The Conservative administration has delayed the publication of its revision to the Westminster City Plan until after the council elections. The Council had previously launched a consultation in March 2017 entitled “Building height: Getting the right kind of growth for Westminster” in which the Council raised the possibility of increasing the number of tall buildings in certain strategic locations in the borough. Whether these tall buildings will get built may depend on the forthcoming election results as the Labour Group which is headed by foreign policy expert, Cllr Adam Hug, has indicated that they will oppose future taller building developments and favour low rise, high-density developments. Undoubtedly Labour’s opposition to taller buildings in Westminster stems partly from controversial recent taller buildings applications such as the Paddington Cube (initially the Paddington Pole) which have generated significant interest both from the public and from journalists.
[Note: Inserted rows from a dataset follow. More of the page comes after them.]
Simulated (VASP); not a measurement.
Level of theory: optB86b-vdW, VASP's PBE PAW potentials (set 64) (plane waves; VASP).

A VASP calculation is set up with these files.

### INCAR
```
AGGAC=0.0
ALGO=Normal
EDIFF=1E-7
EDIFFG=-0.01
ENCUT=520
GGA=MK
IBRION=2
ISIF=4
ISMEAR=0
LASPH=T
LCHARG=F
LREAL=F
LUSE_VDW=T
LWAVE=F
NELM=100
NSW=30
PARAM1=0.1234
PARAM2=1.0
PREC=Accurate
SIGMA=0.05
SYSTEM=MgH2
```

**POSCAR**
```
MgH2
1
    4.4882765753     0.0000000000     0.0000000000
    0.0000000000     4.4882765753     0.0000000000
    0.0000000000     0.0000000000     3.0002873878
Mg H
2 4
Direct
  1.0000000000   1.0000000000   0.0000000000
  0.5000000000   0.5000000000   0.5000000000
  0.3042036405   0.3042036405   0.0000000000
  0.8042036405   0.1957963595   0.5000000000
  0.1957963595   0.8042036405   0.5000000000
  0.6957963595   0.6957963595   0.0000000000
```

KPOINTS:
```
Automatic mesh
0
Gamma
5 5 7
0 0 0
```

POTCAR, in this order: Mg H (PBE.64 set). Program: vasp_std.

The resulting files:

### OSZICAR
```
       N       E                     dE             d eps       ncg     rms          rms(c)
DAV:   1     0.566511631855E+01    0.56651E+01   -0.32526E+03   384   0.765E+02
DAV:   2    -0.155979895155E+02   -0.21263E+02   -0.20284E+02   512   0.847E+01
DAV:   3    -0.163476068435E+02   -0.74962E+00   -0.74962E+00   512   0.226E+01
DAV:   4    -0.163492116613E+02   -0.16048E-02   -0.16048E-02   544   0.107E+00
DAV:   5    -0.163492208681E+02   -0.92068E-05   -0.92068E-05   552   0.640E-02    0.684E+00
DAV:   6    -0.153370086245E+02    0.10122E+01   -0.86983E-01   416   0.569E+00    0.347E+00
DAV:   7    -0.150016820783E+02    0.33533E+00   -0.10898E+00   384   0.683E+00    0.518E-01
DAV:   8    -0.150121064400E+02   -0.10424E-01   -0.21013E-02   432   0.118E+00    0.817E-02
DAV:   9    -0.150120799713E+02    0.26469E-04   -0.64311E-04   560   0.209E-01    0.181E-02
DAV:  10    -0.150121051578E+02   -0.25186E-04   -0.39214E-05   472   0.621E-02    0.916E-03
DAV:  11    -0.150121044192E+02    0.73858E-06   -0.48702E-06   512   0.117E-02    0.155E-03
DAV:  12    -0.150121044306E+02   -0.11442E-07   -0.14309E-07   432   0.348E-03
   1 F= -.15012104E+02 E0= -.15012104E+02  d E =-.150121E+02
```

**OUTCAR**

Regardless of the outcome of the election in Westminster there is likely to be a very high turnover of councillors with around 15 Conservative councillors not restanding. The most high profile likely retiree is Cllr Daniel Astaire (Cabinet Member for Planning) who is not defending his Regent’s Park ward. Other prominent Conservative councillors not restanding include former Leader Baroness Couttie (formerly Philippa Roe), Deputy Cabinet Member for Planning Cllr Adnan Mohammed and West End ward councillor Paul Church who has consistently opposed a range of development in the central activities zone. Cllr Richard Beddoe, who chairs the Council’s main Planning Committee is standing again in Bryanston & Dorset Square ward and is likely to be re-elected.

Labour have a number of wards that could potentially be won by the Party which will largely depend on the scale of the swing from Conservatives to Labour in London. These pivotal wards include Bayswater, Little Venice and Regent’s Park in the North and Tachbrook, Vincent Square and West End in the South. These wards have not had Labour councillors for decades, or in some cases at all. Labour are seeking to appeal to EU citizens who are eligible to vote in local elections both in their strong anti-Brexit messaging and also in their candidate selection as they have chosen several EU citizens as candidates.

On balance, it remains a tough ask for Labour to win Westminster due to the sheer number of seats they need to turn red where they have not had recent representation. However, if the Conservatives suffer a truly horrendous result in London there remains a possibility that arguably the most influential council in the UK may fall into Labour control which would have been unthinkable only two years ago.